Dear Investor,
Between ongoing research projects and our rollout of the new Canvas platform, we’ve had a very busy quarter at OSAM. In this letter I’ll begin by highlighting the most interesting trend we see inside equity markets today, and finish by sharing the five key lessons that we’ve learned so far after demoing Canvas for more than 100 advisors and other capital allocators.
Valuations
The spread between cheap and expensive stocks is at its widest point in two decades, private equity multiples are now often higher than public market equivalents, and after direct scrutiny from public investors, once storied private companies like WeWork are being aggressively revalued.
I’ll dig into the most interesting angles below, but the summary is that cheap public companies—a category that has done very poorly since the financial crisis—appear as attractive relative to the market as they have since 2000. Public value stocks are cheap and getting cheaper relative to growth, all while capital floods venture capital and private equity firms.
Pricing inside the market
Not much has changed about the overall market’s valuation since our last check in. The U.S. market remains expensive relative to its modern averages on measures like P/E, Shiller CAPE, or our own Price/Integrated Equity ratio, built by our research partner“ Jesse Livermore+.”
The P/IE ratio continues to suggest forward 10-year equity returns in the range of 4% annually—well below long term norms.
Valuation Spreads
What is more interesting is what’s happening under the hood. These four charts show the spread between growth and value multiples (defined as the multiple for the cheapest quintile of stocks divided by the multiple for the most expensive quintile).
A higher number means that growth is relatively more expensive than value. For example, the price to book of growth stocks is roughly 3x higher than for value stocks (you can see this broken out in figure 2, which shows that expensive stocks trade at ~6x book, whereas cheap stocks trade at ~2x).
Across all metrics, growth stocks now trade at significant premiums to value stocks. The spreads are as high as we’ve seen since the dotcom boom, and they’ve widened significantly in the most recent period.
If you break these spreads into their growth and value parts, you see the obvious reason why this is happening: growth stocks are getting more expensive on an absolute basis, while value stocks have held steady or trended cheaper. This holds true regardless of which valuation measure you pick:
Zooming in on the 2015-present period, you can see a clear divergence in 2018 that has continued since through the third quarter of 2019.

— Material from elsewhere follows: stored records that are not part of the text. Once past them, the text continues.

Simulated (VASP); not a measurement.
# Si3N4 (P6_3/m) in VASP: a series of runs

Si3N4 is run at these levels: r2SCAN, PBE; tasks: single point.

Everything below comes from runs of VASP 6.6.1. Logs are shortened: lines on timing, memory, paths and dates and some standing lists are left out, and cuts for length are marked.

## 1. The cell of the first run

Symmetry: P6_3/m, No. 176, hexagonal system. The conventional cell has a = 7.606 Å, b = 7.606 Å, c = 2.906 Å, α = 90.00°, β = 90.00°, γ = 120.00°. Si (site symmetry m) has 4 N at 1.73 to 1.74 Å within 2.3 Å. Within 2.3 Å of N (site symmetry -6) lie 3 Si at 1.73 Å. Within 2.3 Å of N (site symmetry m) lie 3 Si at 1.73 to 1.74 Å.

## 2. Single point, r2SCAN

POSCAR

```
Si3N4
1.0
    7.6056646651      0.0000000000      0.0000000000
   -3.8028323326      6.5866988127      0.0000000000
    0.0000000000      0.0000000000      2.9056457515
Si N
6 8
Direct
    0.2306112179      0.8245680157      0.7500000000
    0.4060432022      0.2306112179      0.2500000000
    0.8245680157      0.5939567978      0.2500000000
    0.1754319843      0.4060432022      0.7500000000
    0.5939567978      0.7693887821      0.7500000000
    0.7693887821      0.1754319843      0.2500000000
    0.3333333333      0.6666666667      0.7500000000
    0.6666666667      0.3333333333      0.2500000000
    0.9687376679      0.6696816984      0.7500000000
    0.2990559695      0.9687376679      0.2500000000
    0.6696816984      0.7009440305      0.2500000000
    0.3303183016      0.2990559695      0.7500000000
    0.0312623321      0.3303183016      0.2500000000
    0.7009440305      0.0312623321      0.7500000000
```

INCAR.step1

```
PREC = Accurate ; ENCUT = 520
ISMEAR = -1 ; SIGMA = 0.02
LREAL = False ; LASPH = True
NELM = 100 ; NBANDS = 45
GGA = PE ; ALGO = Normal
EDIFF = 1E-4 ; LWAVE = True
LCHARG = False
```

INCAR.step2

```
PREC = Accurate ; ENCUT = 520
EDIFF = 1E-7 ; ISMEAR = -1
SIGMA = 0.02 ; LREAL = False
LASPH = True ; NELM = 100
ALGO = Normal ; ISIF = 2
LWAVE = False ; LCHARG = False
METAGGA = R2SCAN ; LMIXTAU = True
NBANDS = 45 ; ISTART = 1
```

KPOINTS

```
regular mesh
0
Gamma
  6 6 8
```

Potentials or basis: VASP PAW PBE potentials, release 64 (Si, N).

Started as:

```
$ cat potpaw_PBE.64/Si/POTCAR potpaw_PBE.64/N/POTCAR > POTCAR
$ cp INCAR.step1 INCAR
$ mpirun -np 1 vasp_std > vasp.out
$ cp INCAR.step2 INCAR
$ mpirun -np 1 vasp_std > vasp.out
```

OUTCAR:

Value Quintiles – Expensive v Cheap
During this period, value has done very poorly as a factor:
Yet this is all happening against a backdrop of improving earnings growth for the cheapest stocks. This chart shows the forward 1-year earnings growth for the cheapest quintile alongside the forward returns for the same stocks. In the most recent year, EPS growth has improved a lot, but returns have not.
Small Cap
The trends look similar among small cap stocks, where available valuations are even more extreme. To use an example, our small cap value strategy trades at 11.7x trailing twelve-month earnings. This space continues to intrigue us because quality and momentum factors work so well alongside value.
We continue to believe that quality screens are essential for value and momentum strategies, especially in small cap, where so many companies lose money (i.e. have negative earnings).
There has been a common narrative that the low cost of capital (low rates) has pushed lots of money further out on the risk spectrum, making it easier for early stage companies to grow without positive cash flow (think Uber, WeWork) and for smaller public companies to survive even without earnings.
What is alarming is that while in the past cycle (2000-2008), the percent of small cap companies with negative earnings steadily declined, in this cycle (2009-present), the percentage has gone up. As you can see below, more than 30% of small cap companies have negative earnings, 10 years into a bull market.
Perhaps because of the availability of capital, these negative earnings companies are also operating with more leverage than small companies that have positive earnings.
Meanwhile, even with more leverage, these companies are also growing their leverage at a similar rate:
Looking Forward
The rapid stretching of growth multiples in large cap, and the breadth of highly-levered, money-losing companies in small cap stand out as dominant themes in this market. As always, we are positioning our investors against these trends by focusing on valuation, quality, momentum, and shareholder yield.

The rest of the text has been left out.